Posted by eileen crivelli | Report as abusive

he was released on compassionate grounds. We are all appalled at the murder of the 270 innocent people by him or by the agents of another power but the man is going to die. And he is going to be judged by someone far better placed than us. The fact we showed mercy is better than wanting revenge.

Posted by Ian | Report as abusive

Scotland should be proud of the decision MacAskill took. It was based on the application of the law and on the basic principles that defines Scottish morality that makes us respected abroad. We dont need lessons in justice from the United States. Their punishments are based on retribution and revenge. Ours are based on the finest ideals of justice, and where appropriate, mercy. The Justice Secretary took a difficult decision, definitely not the easy populist decision, but certainly the right decision.

Posted by fred | Report as abusive

Even if he is guilty, the US now might know the feeling engendered by their nation & Libya funding the IRA

Posted by William Fletcher | Report as abusive

Good to know that sanity prevails in Scotland.

Posted by caroline vintrust | Report as abusive

What, all we all of a sudden giving out FREE Lunches? Since when??? Under what premise? Did this guy learn his lesson? Who knows, right? Well I guess we’ll have to find out the hard way, maybe???

Posted by henryyoung | Report as abusive

It is a disgrace that this man has been released, i feel we have been let down by our legal system and by a small number of people who do not represent the true wishes of the British Public.

Posted by G Scott | Report as abusive

Year by year, the disincentive to commit crime in the United Kingdom, is being eroded.

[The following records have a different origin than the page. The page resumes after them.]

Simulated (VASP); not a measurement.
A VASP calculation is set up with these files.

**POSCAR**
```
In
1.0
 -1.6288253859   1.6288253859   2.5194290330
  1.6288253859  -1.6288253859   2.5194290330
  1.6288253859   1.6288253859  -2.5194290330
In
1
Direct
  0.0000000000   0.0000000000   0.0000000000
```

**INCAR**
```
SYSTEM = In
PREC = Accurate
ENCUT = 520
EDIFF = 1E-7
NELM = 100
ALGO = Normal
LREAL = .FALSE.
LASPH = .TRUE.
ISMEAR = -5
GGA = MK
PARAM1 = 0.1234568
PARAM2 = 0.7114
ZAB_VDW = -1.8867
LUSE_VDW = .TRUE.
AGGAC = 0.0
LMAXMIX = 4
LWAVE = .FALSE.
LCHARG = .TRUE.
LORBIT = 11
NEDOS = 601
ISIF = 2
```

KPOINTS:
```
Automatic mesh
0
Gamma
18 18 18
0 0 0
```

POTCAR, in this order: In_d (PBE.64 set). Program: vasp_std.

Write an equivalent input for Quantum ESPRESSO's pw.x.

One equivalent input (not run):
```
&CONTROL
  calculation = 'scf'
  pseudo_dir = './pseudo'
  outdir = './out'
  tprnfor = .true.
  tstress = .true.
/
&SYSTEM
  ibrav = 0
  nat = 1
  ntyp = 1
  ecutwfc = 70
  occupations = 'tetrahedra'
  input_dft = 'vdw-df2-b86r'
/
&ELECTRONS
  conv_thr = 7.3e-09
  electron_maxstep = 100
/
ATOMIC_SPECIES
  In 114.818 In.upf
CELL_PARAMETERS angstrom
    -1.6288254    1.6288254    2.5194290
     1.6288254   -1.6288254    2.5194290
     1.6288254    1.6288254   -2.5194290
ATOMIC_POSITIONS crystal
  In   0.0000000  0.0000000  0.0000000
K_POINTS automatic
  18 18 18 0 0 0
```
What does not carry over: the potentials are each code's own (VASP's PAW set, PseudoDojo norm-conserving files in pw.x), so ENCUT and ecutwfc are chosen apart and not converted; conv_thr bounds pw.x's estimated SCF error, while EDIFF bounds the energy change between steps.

Posted by James | Report as abusive

Sorry can’t understand why we should be compassinate, he obviously didn’t show any compassion as he killed nearly 300 innocent people. It once again makes scotland a total laughing stock. The great train robber ronnie biggs had to fight for years to get compassionate release and that has only just happened and tell me how many people did he brutally murder???
It leaves me with absoloutly no confidence in the scottish legal system.
He gets to go home and spend his last, hopefully slow and agonising days with his family, what have the widows and other devasted famillies got to go on.
Thanks to this terrorist and his scum-bag cowardly organisation they are once again left to pick up the pieces!!

Posted by Dunoon Blue Boy | Report as abusive

We can either behave as badly as criminals or we can behave better than them; we can either wreak vengeance or dispense justice; we can either be morally equal or morally superior. These are all choices we can make. Thankfully, the Scottish Justice Minister yesterday showed that we are capable of taking the better, but harder route.

The mindless clarion-calls screaming for vengeance should be ignored, since they represent a regressive element of society rather than an evolving, progressive one. The direction in which they point leads to wars, terrorism and tragedy.

In choosing whether to lead from the front or be a part of a mindless pack herd, I am glad that yesterday we chose to lead from the front.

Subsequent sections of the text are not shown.